Moultrie v. State

Decision Date29 March 2019
Docket NumberNo. 213, Sept. Term, 2017,213, Sept. Term, 2017
Parties Tevin MOULTRIE v. STATE of Maryland
CourtCourt of Special Appeals of Maryland

Submitted by: Brian M. Saccenti (Paul B. DeWolfe, Public Defender, on the brief), Baltimore, MD, for Appellant.

Submitted by: Zoe Gillen White (Brian E. Frosh, Atty. Gen., on the brief), Baltimore, MD, for Appellee.

Panel: Nazarian, Arthur, James R. Eyler, (Senior Judge, Specially Assigned), JJ.

Arthur, J.

In 2008 Tevin Moultrie, age 16, pleaded guilty to second-degree murder and other related charges in the Circuit Court for Baltimore City. The court imposed the maximum sentence allowed under a binding plea agreement – 30 years' imprisonment.
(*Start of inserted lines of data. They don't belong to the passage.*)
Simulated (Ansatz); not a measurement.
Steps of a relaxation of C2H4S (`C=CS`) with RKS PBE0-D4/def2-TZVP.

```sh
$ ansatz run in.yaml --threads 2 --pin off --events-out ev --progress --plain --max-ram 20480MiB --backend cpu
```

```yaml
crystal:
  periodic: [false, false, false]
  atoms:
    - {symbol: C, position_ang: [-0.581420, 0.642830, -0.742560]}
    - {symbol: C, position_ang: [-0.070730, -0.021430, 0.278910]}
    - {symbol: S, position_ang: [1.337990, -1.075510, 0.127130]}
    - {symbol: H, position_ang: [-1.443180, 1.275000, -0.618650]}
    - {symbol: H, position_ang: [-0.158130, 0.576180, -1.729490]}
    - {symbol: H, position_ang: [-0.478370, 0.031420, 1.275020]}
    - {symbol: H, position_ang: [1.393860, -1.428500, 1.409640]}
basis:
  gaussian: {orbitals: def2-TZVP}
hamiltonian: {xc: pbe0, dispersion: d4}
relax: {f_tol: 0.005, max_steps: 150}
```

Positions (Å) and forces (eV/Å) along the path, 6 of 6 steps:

In 2016 the court denied Moultrie's petition for post-conviction relief, and he appealed. He presents the following questions for appellate review:

1. Where defense counsel filed a timely motion for reduction of sentence pursuant to Rule 4-345 but never followed up to request a hearing or a ruling before the five-year period for reducing a sentence expired, did the postconviction court err in denying appellant's claim for relief based on ineffective assistance of counsel?
2. Where defense counsel incorrectly advised appellant that a three-judge sentence review panel could increase his sentence and appellant did not file an application for sentence review, did the postconviction court err in denying appellant's claim for relief based on ineffective assistance of counsel?
3. Did the postconviction court err in denying appellant's claims for relief based on ineffective assistance of counsel where defense counsel failed to correct or object to the circuit court's legal errors during the juvenile transfer hearing, and failed subsequently to request a transfer to the juvenile court for disposition?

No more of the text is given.